For visa-free travels, you still must have a valid passport — usually six months after your departure date— and you must purchase travel health insurance as required by your destination country.

What Countries Issue eVisa to New Zealand Citizens?

The following 12 countries issue eVisas for New Zealand passport holders:

  • Angola
  • Azerbaijan
  • Benin
  • Djibouti
  • Ethiopia
  • Gabon
  • Guinea
  • India
  • Kenya
  • São Tomé and Príncipe
  • Uganda
  • Vietnam

The process of getting an eVisa is more or less the same as applying for a traditional visa. However, in this case, you don’t have to visit a visa application center— you can submit your application online, including the visa payment.

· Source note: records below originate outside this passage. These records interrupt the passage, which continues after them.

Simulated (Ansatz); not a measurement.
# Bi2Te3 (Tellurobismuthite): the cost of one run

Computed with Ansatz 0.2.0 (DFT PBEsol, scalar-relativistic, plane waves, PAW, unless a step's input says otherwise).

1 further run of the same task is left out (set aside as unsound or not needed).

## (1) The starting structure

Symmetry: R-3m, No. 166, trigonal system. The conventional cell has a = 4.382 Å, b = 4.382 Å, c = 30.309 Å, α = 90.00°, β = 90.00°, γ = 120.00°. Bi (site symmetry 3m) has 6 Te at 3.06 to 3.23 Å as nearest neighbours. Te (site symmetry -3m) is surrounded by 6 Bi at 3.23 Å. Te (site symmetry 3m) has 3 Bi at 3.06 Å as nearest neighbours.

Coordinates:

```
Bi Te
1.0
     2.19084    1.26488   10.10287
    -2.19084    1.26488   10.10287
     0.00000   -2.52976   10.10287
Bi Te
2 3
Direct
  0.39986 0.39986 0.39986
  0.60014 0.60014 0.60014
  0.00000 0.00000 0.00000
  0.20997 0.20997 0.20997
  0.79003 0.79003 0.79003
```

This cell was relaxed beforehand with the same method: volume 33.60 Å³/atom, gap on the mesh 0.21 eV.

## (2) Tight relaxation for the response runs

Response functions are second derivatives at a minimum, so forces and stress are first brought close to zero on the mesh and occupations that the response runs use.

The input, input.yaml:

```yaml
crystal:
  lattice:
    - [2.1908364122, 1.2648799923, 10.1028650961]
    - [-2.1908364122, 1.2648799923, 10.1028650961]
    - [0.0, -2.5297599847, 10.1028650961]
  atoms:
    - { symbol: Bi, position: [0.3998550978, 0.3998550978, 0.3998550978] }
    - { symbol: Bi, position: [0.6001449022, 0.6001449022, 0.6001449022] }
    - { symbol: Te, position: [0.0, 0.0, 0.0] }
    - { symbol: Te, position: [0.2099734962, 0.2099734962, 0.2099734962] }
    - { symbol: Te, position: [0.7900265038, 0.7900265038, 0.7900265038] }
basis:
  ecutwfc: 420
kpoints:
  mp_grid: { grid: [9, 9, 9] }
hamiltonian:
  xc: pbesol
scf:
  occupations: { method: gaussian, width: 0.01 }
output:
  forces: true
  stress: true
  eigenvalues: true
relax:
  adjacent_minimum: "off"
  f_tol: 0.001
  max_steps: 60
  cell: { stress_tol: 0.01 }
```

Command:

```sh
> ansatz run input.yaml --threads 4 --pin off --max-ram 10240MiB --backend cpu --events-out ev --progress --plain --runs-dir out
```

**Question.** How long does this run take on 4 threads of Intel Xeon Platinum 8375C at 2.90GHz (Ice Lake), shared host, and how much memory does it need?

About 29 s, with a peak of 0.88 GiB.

After your application is approved, you will receive an email confirming your visa status along with a document you must print out and bring with you when crossing the border. Your visa will be registered online, but some officers may ask you for a physical copy of the permit; that is why it’s important to keep the copy on your person while traveling.

What Countries Issue Visa on Arrival to New Zealand Passport Holders?

If you are a New Zealand citizen, you can get a visa on arrival for the 41 countries listed below:

  • Bahrain
  • Bangladesh
  • Burkina Faso
  • Burundi
  • Cambodia
  • Cabo Verde
  • Comoros
  • Egypt
  • Guinea-Bissau
  • Iran
  • Jordan
  • Kuwait
  • Laos
  • Lebanon
  • Madagascar
  • Malawi
  • Maldives
  • Marshall Islands
  • Mauritania
  • Mozambique
  • Myanmar
  • Nepal
  • Palau
  • Papua New Guinea
  • Paraguay
  • Rwanda
  • Samoa
  • Saudi Arabia
  • Seychelles
  • Sierra Leone
  • Solomon Islands
  • Somalia
  • Saint Helena
  • Tanzania
  • Timor-Leste
  • Togo
  • Tonga
  • Trinidad and Tobago
  • Tuvalu
  • United Arab Emirates
  • Zimbabwe

You receive a visa on arrival (VOA) after entering the country that issues such a visa. Usually, there is a separate section at the airport where you can submit your application for your visa on arrival.

Countries With Visa Requirements for New Zealand Citizens

You need a valid visa to enter the following 27 countries with a New Zealand passport:

  • Afghanistan
  • Algeria
  • Bhutan
  • Cameroon
  • Central African Republic
  • Chad
  • China
  • Democratic Republic of the Congo
  • Republic of the Congo
  • Ivory Coast
  • Cuba
  • Equatorial Guinea
  • Eritrea
  • Ghana
  • Liberia
  • Libya
  • Mali
  • Nauru
  • Niger
  • Nigeria
  • North Korea
  • Russia
  • South Sudan
  • Sudan
  • Syria
  • Turkmenistan
  • Yemen

The application for a visa goes as follows:

  1. Make an appointment at the visa center in New Zealand. You must contact a local visa application center in your home country and make an appointment to submit your application. It may take several months to schedule a meeting with the embassy or consulate.
  2. Get your documents ready. To submit a successful application, you have to prepare the required documents for your visa, i.e., passport, application form, health insurance, etc. Some of your documents must be verified with an apostille stamp or certified by a foreign office.
  3. Submit your application. Finally, you can submit your application and attend the visa interview—you may also be required to submit your biometrics. Once you translate your documents as required by the embassy or consulate and verify them with an apostille stamp— if possible, then you can submit your application. From then it will take several weeks until a decision is made regarding your visa application.

Please note that if you have a valid visa that allows you to enter more than one country, you don’t have to apply for a new visa.

What Documents Do New Zealand Citizens Need to Apply for a Visa?

New Zealand citizens that want to visit countries that require them to apply for a visa beforehand need to submit a few documents. Depending on the country you want to visit, document requirements may vary. However, most countries will certainly require the following:

  • Your valid New Zealand passport (plus a photocopy). Some countries require the passport to be valid for more than six months after the day you plan on departing their country.
  • A filled visa application form.
  • Passport pictures that are not older than six months.
  • Travel health insurance that covers your entire period of stay.
  • Proof of paid visa fee.
  • Detailed travel itinerary that shows all the places you want to visit.
  • Letter of invitation (if applicable)
  • Proof of booked return ticket for the flight home.
  • Proof of booked accommodation.
  • Proof that you have sufficient funds to cover your visit
  • Civil status documents (marriage papers, certificates of birth, etc.)